Project6.Use Redirection and Pipelining

Project 6. Use Redirection and Pipelining

Redirection and pipelining are techniques for using Unix commands in combinations to perform a particular task. Many of the projects in this book use, and assume knowledge of, redirection and pipelining.

The concepts of redirection and pipelining lie at the core of Unix and take advantage of the central idea that set Unix apart from many other computer operating systems. The central idea has input and output (IO) as streams of (usually human readable) characters. This is true for all IO, whether it is file-based, console-based (terminal screen and keyboard) or interprocess communication (communication between running commands). Other operating systems break this symmetry by doing file-based IO in blocks. In Unix, information can flow as it is generated. The symmetry among file, console, and interprocess IO makes it easy to plug any output stream into any input stream.

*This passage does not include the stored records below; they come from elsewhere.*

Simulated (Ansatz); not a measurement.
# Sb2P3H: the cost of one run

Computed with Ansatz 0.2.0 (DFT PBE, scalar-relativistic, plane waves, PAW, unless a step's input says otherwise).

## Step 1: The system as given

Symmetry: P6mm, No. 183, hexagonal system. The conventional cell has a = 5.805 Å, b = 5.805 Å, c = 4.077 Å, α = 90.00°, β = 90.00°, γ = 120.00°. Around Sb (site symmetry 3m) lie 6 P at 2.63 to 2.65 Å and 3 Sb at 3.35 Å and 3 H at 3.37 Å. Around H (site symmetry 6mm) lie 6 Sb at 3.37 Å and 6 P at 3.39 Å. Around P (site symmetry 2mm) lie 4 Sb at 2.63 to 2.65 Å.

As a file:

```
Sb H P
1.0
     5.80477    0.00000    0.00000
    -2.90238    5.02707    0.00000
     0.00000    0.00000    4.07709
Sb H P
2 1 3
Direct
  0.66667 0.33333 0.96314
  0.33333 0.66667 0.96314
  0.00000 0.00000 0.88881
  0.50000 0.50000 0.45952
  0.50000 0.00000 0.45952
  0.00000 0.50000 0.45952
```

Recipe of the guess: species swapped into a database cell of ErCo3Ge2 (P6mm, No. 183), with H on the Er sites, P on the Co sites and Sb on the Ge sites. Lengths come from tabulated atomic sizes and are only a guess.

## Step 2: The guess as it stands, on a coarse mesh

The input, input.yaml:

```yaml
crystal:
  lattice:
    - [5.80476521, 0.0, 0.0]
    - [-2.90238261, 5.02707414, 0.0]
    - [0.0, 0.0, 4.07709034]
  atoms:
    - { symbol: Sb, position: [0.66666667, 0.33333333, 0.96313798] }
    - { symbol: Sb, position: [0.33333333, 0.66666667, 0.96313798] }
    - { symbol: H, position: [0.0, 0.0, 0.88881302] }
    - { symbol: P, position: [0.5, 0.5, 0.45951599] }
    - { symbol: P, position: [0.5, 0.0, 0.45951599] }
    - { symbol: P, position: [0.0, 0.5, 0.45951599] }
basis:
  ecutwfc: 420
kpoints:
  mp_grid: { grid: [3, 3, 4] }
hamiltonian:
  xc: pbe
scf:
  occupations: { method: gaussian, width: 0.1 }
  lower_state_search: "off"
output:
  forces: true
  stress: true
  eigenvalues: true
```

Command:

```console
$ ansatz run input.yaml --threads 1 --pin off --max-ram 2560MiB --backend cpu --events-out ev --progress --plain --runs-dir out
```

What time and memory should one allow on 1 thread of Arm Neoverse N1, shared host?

A Unix command that normally takes input from the keyboard and writes output to the screen, for example, can easily be made to read from and write to a file instead. This is termed redirection. A command can also be told to take its input from the output of a previous command, and in this way, many commands can be chained, each reading the output from its predecessor. This is termed pipelining. Pipelining enables a task to be performed by combining lots of small, specialized tools, each doing its own thing on the data stream. You don't have to rely on a few monolithic applications, hoping they do exactly what you require. Instead, you combine small tools to create your own customized application, tailored to do exactly as you require.

Much of the skill in getting the most from Unix lies not just in employing the right commands, but also in being able to combine them in the right manner to achieve your goal. This is the practical application of Unix and, in a nutshell, is what this book and most of its 101 projects are about.

Redirection and pipelining work without any special effort from the commands involved; the shell does all the work. A command sees three streams:

Standard in (stdin or stream 0) The source from which it reads input text
Standard out (stdout or stream 1) The destination to which it writes output text
Standard error (stderr or stream 2) To which it writes error message text. The stderr stream exists because it's usually not desirable to mix error messages with normal output.

Learn More

Be sure to learn about shell scripting; it's another tool essential to getting the most from Unix. Refer to Projects 9 and 10, and the projects in Chapter 9.

The shell regards the keyboard as the stdin device and the Terminal screen as the stdout and stderr devices. Normally, these three streams are inherited by the command when it is launched by the shell. When redirection is applied, the shell opens the specified file(s) and reassigns them as stdin, stdout, and stderr as appropriate before executing the command. This process is transparent to the command, which does not treat the streams any differently.

When pipelining is applied, the shell opens a special stream called a pipe, assigning this as stdout of the first command and also as stdin of the second command. A pipe just channels its input to its output.

To use redirection and pipelining, all you need understand is the shell's syntax. The syntax given here is good for Bourne and Bash.

Redirection of stdout and stderr

We'll get started with redirection by having a command that normally writes to the screen send its output to a file instead. Let's redirect output from the command ls to the file list.txt and then display that file. To specify redirection of stdout to a file, simply use > filename.

$ ls > list.txt

The file list.txt will contain the text that would otherwise have been written to the Terminal screen.

Let's view it using the cat command.

Note

You might notice that the text looks different from ls output sent to the screen. The appearance is different because ls was aware of the redirection and, even though the principles of redirection don't require it, formatted its output differently for use in a text file.

$ cat list.txt Desktop ... Sites list.txt

Note

The stderr stream is stream 2; hence, 2> redirects stderr. Similarly, 1> redirects to stdout; > is shorthand for 1>.

The next example demonstrates that error messages go to stderr and not to stdout, then illustrates redirection of stderr, using the syntax 2> filename.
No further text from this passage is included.